Alum remembers ‘A Different World’ for student media

 

EMERYVILLE, Calif. — Twenty years ago this month, I covered for this newspaper a campaign stop at Florida A&M University by the former first lady Hillary Clinton, making a final push in support of her husband's re-election.

That event is on my mind a lot this homecoming, for obvious reasons. The electricity of the campus as it prepared and welcomed Mrs. Clinton is still indelible.

So is the look on her face when former FAMU president Frederick Humphries did his famous "Rattler charge" — and the crowd started hissing and making faux fangs with their hands in the air. Even for someone who was criss-crossing the country every day at the time, being exposed to various local customs at each campaign stop, the first lady seemed genuinely taken aback by that little FAMU ritual.

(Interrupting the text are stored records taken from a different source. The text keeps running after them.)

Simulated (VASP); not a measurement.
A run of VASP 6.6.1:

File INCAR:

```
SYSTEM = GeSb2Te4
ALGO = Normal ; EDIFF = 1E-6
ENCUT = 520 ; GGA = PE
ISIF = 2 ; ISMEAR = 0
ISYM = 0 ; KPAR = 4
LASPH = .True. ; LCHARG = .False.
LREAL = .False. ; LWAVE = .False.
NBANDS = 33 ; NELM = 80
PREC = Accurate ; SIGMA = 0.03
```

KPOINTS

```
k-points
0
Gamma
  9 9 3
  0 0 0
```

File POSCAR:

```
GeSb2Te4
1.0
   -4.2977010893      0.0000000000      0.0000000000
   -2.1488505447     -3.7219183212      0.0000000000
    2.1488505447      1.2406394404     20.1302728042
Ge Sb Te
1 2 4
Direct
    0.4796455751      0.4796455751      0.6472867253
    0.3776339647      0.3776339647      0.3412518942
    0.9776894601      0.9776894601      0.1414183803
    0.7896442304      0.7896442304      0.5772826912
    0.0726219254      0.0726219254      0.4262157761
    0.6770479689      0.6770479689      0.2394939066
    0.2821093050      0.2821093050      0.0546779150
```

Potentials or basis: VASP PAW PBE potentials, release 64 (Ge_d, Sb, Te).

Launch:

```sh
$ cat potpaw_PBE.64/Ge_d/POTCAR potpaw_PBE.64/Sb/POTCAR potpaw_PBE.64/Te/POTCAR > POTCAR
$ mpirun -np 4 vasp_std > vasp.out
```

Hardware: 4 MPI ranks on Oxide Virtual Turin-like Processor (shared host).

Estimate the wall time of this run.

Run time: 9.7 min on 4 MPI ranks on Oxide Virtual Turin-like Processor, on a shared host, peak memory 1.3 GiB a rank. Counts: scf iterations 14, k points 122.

I also recall some things most people never saw: specifically, the adrenaline and the practical lessons many of us learned as journalism students putting out that edition of The FAMUAN and, a short time later, the one on election night.

I hope the current staff has at least a few similar experiences from Election 2016. But make no mistake, their situation is also certainly different in key respects from ours.

First and foremost, there's this: My staff's annual funding from student activities and services fees in the '90s was multiple times what the current staff gets. Even as recently as the 2011-2012 school year, the FAMUAN’s A&S budget allocation was almost ten times its current level, according to the documents on the student government’s website. (See http://sga.famu.edu/sga/budget.)

Cuts that deep seriously affect the number of paid staff, the number of pages, and pretty much every other aspect of the paper’s operation.

Granted, there are some benign factors one might cite in justifying the reductions. The number of students majoring in newspaper journalism has plummeted due to that industry's real-world struggles. TV20, which didn't exist in '96, has filled some of the journalistic demand on campus.

But it is also obvious, to be blunt, that there’s been a decline in the basic commitment to The FAMUAN by senior university administration, which ultimately signs off on the A&S budget after the Student Government Association debates and passes it. The sign-off requirement was previously often favorable to The FAMUAN, prompting conversations in which cooler heads and the “grown folks’” appreciation of the bigger picture would prevail after the SGA and the FAMUAN’s naturally adversarial relationship colored the earlier phases of budgeting.

Clearly, that’s not happening anymore.  All the other factors at play, real though they may be, cannot on their own account for a drop in support of such magnitude as The FAMUAN has seen. That requires a more fundamental change of principles in Lee Hall.

What the new ones are, I'm not quite sure. But I can tell you a little about the old principles, for whatever that's worth.

Around election time, it's common at FAMU for faculty and staff to remind students to vote, since "someone died for your right" to do so. This fact is undeniable, referring back to the battles of the Civil Rights Movement. The franchise was one of the key things the ancestors fought for.

But I'd suggest it's also worth remembering what they fought with — their First Amendment freedoms. The right to assemble. The right to practice their religion in the black church. And, yes, the right to a free press.

Journalism was pivotal in moving people to action in the civil-rights era. There was the publication of photos of a murdered Emmett Till in the black press at the time, the publication of Martin Luther King Jr.’s letter from a Birmingham jail, and the work of mainstream journalists like the New York Times' Earl Caldwell and the Atlanta Constitution's Eugene Patterson. Even the famous television images of protesters being beaten and attacked — all purposefully calibrated to shock America to make change, in a brilliant early example of media messaging for the electronic age.

Ultimately, honoring and making use of the First Amendment freedoms shows that you value living in a democracy every day, not just when it's time to vote.

This newspaper is still the purest embodiment of that idea at FAMU, in my view. In particular, it's one of the few places anywhere where young black people are given free rein to have their voices heard and to collaborate in helping one another do so.

That's a precious thing. It deserves better than we've given it lately.

Peter McKay, B.S. '97, is a digital-media entrepreneur based in the San Francisco Bay Area. He is a former award-winning reporter at the Wall Street Journal and the Washington Post, a former Famuan editor in chief, and distinguished alumnus of the School of Journalism and Graphic Communication.